ATB: Florida’s Decison to Foul, Dezmine Wells’ Hops, & the Putridity of Utah Basketball…

Posted by rtmsf on December 8th, 2011

Tonight’s Lede. On the 70th anniversary of the attack on Pearl Harbor, it’s only fitting that tonight’s slate of games was filled with the element of surprise. Astonishment at the ending of regulation in Florida versus Arizona; marvel at Vandy’s big man returning to the floor several weeks early; shock at just how far Utah basketball has fallen since its run to the finals in 1998; wonder that Badger fans didn’t pack the place tonight. There’s plenty to discuss on a busy Wednesday night in college basketball, so let’s jump to it.

Your Watercooler Moment. Florida’s Decision to Foul Arizona.

Donovan Could Not Believe That Prather Was Called For a Foul In the Late-Game Situation (AP)

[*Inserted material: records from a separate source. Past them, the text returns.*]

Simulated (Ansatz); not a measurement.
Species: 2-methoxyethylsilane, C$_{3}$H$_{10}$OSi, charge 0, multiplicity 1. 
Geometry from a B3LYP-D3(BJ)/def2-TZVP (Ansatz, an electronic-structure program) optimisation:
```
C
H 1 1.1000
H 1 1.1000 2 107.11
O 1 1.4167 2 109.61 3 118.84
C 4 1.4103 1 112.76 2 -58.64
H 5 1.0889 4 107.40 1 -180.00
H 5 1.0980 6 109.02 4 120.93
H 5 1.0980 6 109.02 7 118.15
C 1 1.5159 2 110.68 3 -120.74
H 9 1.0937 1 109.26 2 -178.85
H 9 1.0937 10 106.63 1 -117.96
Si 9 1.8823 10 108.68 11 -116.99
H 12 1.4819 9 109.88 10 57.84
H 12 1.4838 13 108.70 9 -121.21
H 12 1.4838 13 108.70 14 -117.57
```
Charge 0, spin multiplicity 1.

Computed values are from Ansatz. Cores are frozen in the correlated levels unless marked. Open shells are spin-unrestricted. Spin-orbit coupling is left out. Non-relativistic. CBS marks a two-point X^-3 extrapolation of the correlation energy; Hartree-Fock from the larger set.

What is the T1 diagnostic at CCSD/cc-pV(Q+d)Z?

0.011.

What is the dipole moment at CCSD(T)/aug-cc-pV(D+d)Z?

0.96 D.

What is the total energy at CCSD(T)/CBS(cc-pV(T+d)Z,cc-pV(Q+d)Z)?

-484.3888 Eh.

Clearly Florida’s plan with five seconds to go and leading Arizona by three was to quickly foul the Wildcats to send them to the line. We’ve discussed the merits (and demerits) of this strategy in this space and on Twitter many times before, but it always creates an additional element of intrigue when a coach chooses to employ it. According to HSAC, teams only chose this strategy 12% of the time in 2009-10, and there was no discernible advantage in terms of the final outcome of the game (meaning teams won and lost at a statistically equal rates regardless of strategy). In tonight’s game, Florida’s decision for Casey Prather to immediately reach in and foul Solomon Hill on the inbounds play with five seconds remaining backfired in that the nearby referee rewarded Hill for throwing his arms into a shooting motion immediately after the catch. Three foul shot makes and a missed Florida prayer later, the game was headed to overtime. Florida ended up winning in the extra period, 78-72, but Donovan’s decision to have his player foul in that situation shows exactly why it terrifies coaches to employ the strategy. Even if it were statistically sound (and that’s not yet been proven, as far as we know), no coach wants to hear all the second-guessing that comes with such a decision when it backfires, as it very nearly did for the Gators tonight. More on the Arizona-Florida game below.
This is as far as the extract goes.